I often like to explore a film from a certain perspective, like soundtracking or costume, which I recently did for Taipei Story (1985) in Power Dressing and Sunglasses after Dark. It’s amazing how, at the end of the film, you realise how the entire movie actually plays out in a single shot, the opening scene.
Watching My neighbor Totoro (1988) a couple of weeks ago with my five year old son reminded me of the words of another great filmmaker, Abbas Kiarostami: “The most wondrous period in the life of a human being is childhood, when encountering even the most minuscule things becomes a process of radical exploration. It’s a pity we leave those times behind so quickly.” My son was fascinated by the film, but I think this was more a film for me than it was for my son. He drew Totoro after we watched the film and he often asks me about the film, sometimes when there is a ruffle of wind in the trees, but he couldn’t wait to go off and explore his own world. He’s got more than one Totoro there. Children and adults see this film differently, naturally, but adults need to see this more than children do. And it’s all because of the genius of Hayao Miyazaki, who weaves the story together with such emotion and intensity. Reality and mythology seem to coexist so naturally in the Japanese culture and daily life, or maybe that has changed for them as well in the meantime, but this film makes you look, and observe, and accept some fundamental mysteries. Because, as Luis Buñuel said, “If we could only find the courage to leave our destiny to chance, to accept the fundamental mystery of our lives, then we might be closer to the sort of happiness that comes with innocence.”
I have rewatched The Mosquito Coast (1986) as research for an interview. Paul Theroux’s book, on which Peter Weir’s film was based, is at its 40th anniversary this year. “If I adapt a book, it’s to appropriate something that I would have liked to write,” screenwriter Paul Schrader said in an interview for Libération. “I need this even when I work for others. In the screenplay for The Mosquito Coast, a good film based on a good book, I recognised myself in the main character.” Harrison Ford played the main character, Allie Fox, but it was River Phoenix, in the role of Allie’s son, Charlie, who threw in a truly remarkable performance. It’s his relationship with the lead, his every move and look, even more than his words, that unlocks the main character. It’s the supporting role par excellence.
The Scottish caper Restless Natives (1985), about two highwaymen who are taking a shot at a better life and accidentally become local folk heroes, is totally original and such a great comedy, speaking volumes about the time period it was created in with an elated and quirky sense of humour and unapologetically taking pleasure in the anarchy, and an excellent soundtrack, by Big Country, to back it up.

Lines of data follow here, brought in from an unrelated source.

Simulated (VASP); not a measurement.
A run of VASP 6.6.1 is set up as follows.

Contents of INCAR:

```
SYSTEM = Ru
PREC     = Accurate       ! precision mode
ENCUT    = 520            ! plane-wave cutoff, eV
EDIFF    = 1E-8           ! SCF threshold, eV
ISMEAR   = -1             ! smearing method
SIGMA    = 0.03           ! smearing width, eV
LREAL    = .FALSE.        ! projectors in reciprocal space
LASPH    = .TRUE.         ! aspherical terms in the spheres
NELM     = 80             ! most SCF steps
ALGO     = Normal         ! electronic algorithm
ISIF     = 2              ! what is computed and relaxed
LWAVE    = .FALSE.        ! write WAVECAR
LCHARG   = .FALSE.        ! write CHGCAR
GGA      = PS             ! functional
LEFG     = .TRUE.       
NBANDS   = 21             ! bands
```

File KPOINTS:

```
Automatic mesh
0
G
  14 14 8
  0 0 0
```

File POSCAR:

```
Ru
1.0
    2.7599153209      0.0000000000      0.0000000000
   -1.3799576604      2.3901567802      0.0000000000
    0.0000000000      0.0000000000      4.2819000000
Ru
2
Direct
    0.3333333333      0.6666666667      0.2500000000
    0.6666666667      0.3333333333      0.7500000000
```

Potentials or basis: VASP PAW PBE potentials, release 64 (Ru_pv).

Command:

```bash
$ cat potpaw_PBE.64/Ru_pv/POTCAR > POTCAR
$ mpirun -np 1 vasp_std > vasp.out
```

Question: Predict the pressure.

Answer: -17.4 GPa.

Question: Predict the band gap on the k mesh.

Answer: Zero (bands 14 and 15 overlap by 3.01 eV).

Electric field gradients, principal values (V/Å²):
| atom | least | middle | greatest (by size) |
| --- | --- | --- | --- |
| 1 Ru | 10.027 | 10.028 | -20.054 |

“Life’s biggest prize is to have the day before you as yours alone to do with as you wish.” That’s the kind of line that makes me love this book, both the writing and what it represents. Mark Boyle said no to technology of any kind several years ago and decided that “instead of spending my life making a living, I wanted to make living my life”. He no longer wanted to measure his success in terms of “other people staring at a screen a little longer, “liking” you, sharing your work on the websites of shadowy Silicon Valley billionaires”, so started to live a life away from “bright lights to encourage 24/7 ambitions”, a different kind of life in rural Ireland, a life that would not “distract me from myself”. It’s a beautiful book not just because there is something poetic in that way of life, but because there is something poetic in the writing, too. But it’s very much real and life-affirming, too. It’s got meaning, and memory, and texture. That can only come from an intimate sense of self and of your surroundings and a deep connection with nature that is fundamental to your existence. “The pencil has changed how I think, slowed me down, and made my words human again.”
We first watched the film and then found out there is a My Neighbor Totoro book, too (published after the film). I don’t particularly understand the concept of writing a book inspired by a film, but we decided to go for the book because we loved the film so much. It works. With added dimensions to the original animations, it has captured my son’s imagination in different ways than the film.
My interview with photographer Bill Phelps. As life was turning constantly during this past year, when at times there seemed to be no belief in hope, but only in the present, one of the things that constantly kept me looking, hoping to see beyond what I saw was my on-going conversation with photographer Bill Phelps. Affection runs through all of his work, sprung from his desire to express himself, to give everything he can give, to let it go and be part of life, art and heart his greatest companions, and resulting in such a deep and profound experience for everyone being part of, witnessing or viewing it. We both feel we have become friends, which makes our conversation that much more special.
Sophy Roberts recently talked to Paul Theroux as part of her The Art of Travel stories. It’s a good conversation. And they go deep into the meaning of travel, the kind of travel that is so different than the kind that is partly responsible for the situation we are in right now, and they both say that they have a problem with the “I” in travel writing and in the travel book, because travel really is about showing you, the travel writer, how small you are, and that you should remain humble because you are among real people with better stories than you. But the beautiful thing about listening to Sophy and Paul – they both are explorers at heart – is that the urge is not to book a ticket and fly to far-flung places so that you may feel you can add a meaning to the word “somewhere”; the desire is to just go out and look. Somewhere can be everywhere.
Audrey Wagelmans’ LA PETITE. Real life sensibility turned into fine jewellery.
Mark Boyle (of The Way Home) owns a hostel where he lives. Visitors can stay there for up to three nights for free (although some of them have stayed longer) and the only condition is that they don’t bother the others. I am glad that I can not link to it, because that’s the idea. “There’s got to be somewhere, after all, that isn’t on the Internet.” There is no website, no way to make reservations by email or phone, no way of finding the location on Google maps. The ones who truly want to get there have to make it on their own, usually by looking, by knocking on doors and asking for directions. Simple is never easy. That’s the art of travel.
The regulars: The interviews, newsletters and podcasts I turn to every week and/or every month because they are that good. Craig Mod’s all three newsletters: Roden, Ridgeline, and Huh. Wes Del Val’s book-ish interviews. Soundtracking, with Edith Bowman. Here’s the Thing, with Alec Baldwin. Alicia Kennedy’s newsletter. Monocle magazine, in print.
”It’s all too easy to destroy the present
while exploring the past or the future.”